Lesson 155-May 20, 2018
Lesson: “The Real Thing” Part One
Lesson Goal: To learn and gain a better understanding of Jesus’ parable and explanation of the Parable of the (Wheat) and Tares.
Introduction: For the sake of continuity and our understanding, we are going to deviate slightly from our normal pattern of chronological study. As we study “The Parable of the Wheat and Tares” we are also going to study systematically Jesus’ own explanation of it. Jesus offered this explanation after being approached by His disciples seeking explanation. We will study in parallel Jesus’ parable and Jesus’ explanation.
(vv24, 37-38) “Another parable He put forth to them.” Jesus continues the series of parables borrowing from the practical world of agriculture and farming. Once again He speaks of a sower “a man who sowed”, “seed” and the “field”. In Jesus’ explanation He tells the disciples that “the man who sows” is the “Son of
Man” (Jesus). The “good seed” are the true followers of Jesus Christ (“children of the Kingdom”), “the field is the world.”

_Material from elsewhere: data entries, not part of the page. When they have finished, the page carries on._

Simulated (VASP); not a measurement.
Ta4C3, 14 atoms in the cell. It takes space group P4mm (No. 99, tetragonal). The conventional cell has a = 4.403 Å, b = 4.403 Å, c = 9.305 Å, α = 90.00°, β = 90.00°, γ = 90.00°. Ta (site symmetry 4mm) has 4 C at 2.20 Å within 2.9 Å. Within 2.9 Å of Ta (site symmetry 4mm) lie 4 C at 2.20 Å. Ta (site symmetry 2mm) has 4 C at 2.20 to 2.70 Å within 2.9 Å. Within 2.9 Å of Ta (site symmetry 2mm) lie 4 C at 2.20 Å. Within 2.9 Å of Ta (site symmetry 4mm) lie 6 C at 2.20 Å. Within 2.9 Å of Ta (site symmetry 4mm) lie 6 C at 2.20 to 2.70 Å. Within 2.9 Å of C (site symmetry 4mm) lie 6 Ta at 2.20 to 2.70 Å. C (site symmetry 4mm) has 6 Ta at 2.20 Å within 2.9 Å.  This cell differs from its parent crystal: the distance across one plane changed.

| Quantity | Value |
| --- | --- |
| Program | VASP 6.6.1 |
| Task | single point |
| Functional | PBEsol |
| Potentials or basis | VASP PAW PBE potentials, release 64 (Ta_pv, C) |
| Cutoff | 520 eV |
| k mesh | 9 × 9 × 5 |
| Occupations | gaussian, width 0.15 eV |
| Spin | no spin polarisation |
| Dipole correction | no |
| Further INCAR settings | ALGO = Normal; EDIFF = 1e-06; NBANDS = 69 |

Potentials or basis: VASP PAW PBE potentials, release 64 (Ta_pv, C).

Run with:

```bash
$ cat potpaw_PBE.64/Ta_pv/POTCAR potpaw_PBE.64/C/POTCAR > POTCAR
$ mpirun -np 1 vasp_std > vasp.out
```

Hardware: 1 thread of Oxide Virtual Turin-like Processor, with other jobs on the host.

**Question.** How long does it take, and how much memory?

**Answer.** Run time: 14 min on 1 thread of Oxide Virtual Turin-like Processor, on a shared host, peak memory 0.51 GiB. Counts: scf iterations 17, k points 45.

We must understand that Satan opposes and uses various tactics in his attempt to hinder the Kingdom work (“The Kingdom of heaven”). Wiersbe states, “Satan opposes the Kingdom by trying to snatch the Word from hearts (Matthew 13:4, 19). But when that fails, he has other ways of attacking God’s work. Satan is primarily an imitator. He plants false Christians! Satan can not uproot the plants (true followers) so he plants counter- feit Christians in their midst. In this parable, the good seed is not the Word of God. It represents people con- verted through trust; the Word. The field is not human hearts; the field is the world.”
Where God is at work sowing “good seed” (true followers of Jesus Christ), Satan is also at work sowing coun- terfeit imitations. To help our understanding Wiersbe continues by encouraging true believers to be aware of Satan’s counterfeits. “He has counterfeit Christians (2 Corinthians 11:26) who believe a counterfeit gospel (Galatians 1:6-9). He encourages a counterfeit righteousness (Romans 10:1-3) and even has a counterfeit church (Revelations 2:9). At the end of the age, he will produce a counterfeit Christ (2 Thessalonians 2:1- 12).”
(vv25, 38-39) As we look at this parable, an important thought is found in Matthew 13:36. After Jesus sent the multitude away His disciples approached Him asking for meaning of this parable. Notice their request and the wording of it. “Explain to us the parable of the tares of the field.” The disciples spoke of “the parable of the tares of the field”. They understood the primary emphasis and point of this parable, centered upon the fact (truth) of the “tares”.
The word “tares” is found in the basic word “zizanioin” which is a weed that closely resembles wheat. Even for experienced farmers it is very difficult to distinguish from the tares and the wheat.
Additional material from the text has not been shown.